QINGDAO, China—China exported 3.4-percent fewer tires in 2009 than 2008 as a result of the global economic recession and the implementation of higher U.S. tariffs on tires imported from that country, according to Fan Rende, president of the China Rubber Industry Association.
And while he thinks the tariff—which amounts to 39 percent until Sept. 11, after which it will drop to 35 percent—will have greater influence on Chinese tire makers this year, he said the overall rubber industry in China should grow steadily and in a sustainable fashion in the years to come.
Fan made those remarks in a speech and interview at the Fifth China Rubber Conference & World Rubber Summit 2010 in Qingdao in March.
Looking at 2010 and beyond, Fan said the Chinese government will continue to stimulate the automotive industry to help it grow in China. It also will continue to invest in the development of high-speed railways, high-speed highways and its airports.
“These basic infrastructure programs will go on,” he said, “so that means they will have more demand for the tire, for the rubber pipe and also the engineering products.”
The Chinese government also will continue to support the agricultural industry in China and maintain efforts to encourage the growth of automobile and motorcycle usage in rural areas. “So the demand for the rubber industry also will be very strong,” he said.
But while these incentives should boost China's tire and rubber business, the industry will face some unfavorable factors going forward, Fan said.
“First of all, the U.S. tire dispute will impair the rubber industry,” he said. “I think there will be a long-term impairment to China.”
Environmental barriers put in place by the European Union also will have a huge impact on China's exports to Europe, Fan said.

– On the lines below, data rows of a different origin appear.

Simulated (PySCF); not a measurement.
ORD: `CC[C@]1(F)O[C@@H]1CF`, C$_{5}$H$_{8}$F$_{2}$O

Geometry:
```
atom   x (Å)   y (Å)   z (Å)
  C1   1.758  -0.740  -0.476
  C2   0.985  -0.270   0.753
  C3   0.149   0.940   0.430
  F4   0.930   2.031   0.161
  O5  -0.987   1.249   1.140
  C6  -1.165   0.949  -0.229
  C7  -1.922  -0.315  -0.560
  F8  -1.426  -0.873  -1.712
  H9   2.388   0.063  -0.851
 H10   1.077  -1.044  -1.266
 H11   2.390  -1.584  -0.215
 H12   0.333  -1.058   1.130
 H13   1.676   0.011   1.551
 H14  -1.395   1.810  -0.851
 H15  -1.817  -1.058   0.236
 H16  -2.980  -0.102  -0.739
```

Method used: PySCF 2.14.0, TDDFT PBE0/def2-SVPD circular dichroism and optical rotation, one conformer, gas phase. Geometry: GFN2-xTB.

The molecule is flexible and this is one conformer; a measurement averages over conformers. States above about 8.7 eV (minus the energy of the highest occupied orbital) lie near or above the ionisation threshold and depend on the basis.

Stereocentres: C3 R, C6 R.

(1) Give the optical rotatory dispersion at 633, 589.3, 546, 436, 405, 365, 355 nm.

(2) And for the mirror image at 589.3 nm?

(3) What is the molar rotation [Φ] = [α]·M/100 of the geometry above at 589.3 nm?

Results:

Likewise, the weak global economy and the run-up in raw material prices, particularly natural rubber, will impact the industry. “We are not witnessing a full recovery of the rubber industry in the world,” he said.
Finally, while ongoing, the Chinese government's efforts to stimulate the domestic economy will not be as big as last year, he said.
Considering these factors, Fan said China's output of vehicle, bicycle and motorcycle tires, as well as conveyor and V-belts, should increase by about 5 to 8 percent in 2010.
Overall, he said consumption of rubber is expected to grow to 6.3 million tons in 2010, a 7.1-percent increase over 2009. China, he added, has ranked as the world's largest consumer of rubber for the past eight years.
Reviewing the performance of the tire and rubber industry in China in 2009, Fan said—citing data from CRIA member companies—that overall output was up slightly while exports were lower. Companies also were more profitable, he said, thanks primarily to lower raw material prices in 2009.
China's tire output, he said, rose to about 380 million units during the year, up 8.6 percent from 350 million units in 2008. But the rate of growth fluctuated during the year as a result of the weak economy and President Obama's decision to impose a three-year tariff on Chinese-made consumer tires exported to the U.S.
In the first 10 months of 2009, growth in output was “very slow” because of the economy and, after September, because of the tire dispute. But output began to recover in December, he said.
Fan said a strong domestic market, buoyed by the growing automobile industry in China, which now may be the world's largest, is a key reason why the country's tire and rubber industry continues to expand.
The Chinese automobile industry grew 40 percent in 2009 compared with 2008, “which means the tire industry and the rubber industry has also grown, has also very good demand from the rubber product and accessories,” Fan said.
Another factor benefiting the industry, he said, is that the tire and rubber industry has restructured with upgraded manufacturing technology that allows for a more diversified portfolio of products.
Addressing the tire and rubber industry overall, Fan called for worldwide cooperation to stimulate demand and overcome the global economic crisis.
“In the post-crisis era, the sustainable development of the world rubber industry needs the communications and the cooperation between different governments as well as the downstreams and the upstreams of the rubber industry,” he said.
Fan urged the rubber industry to contribute to the development of a low-carbon economy. “We should steadily increase the plantation area of natural rubber and to increase the quality and output,” he said.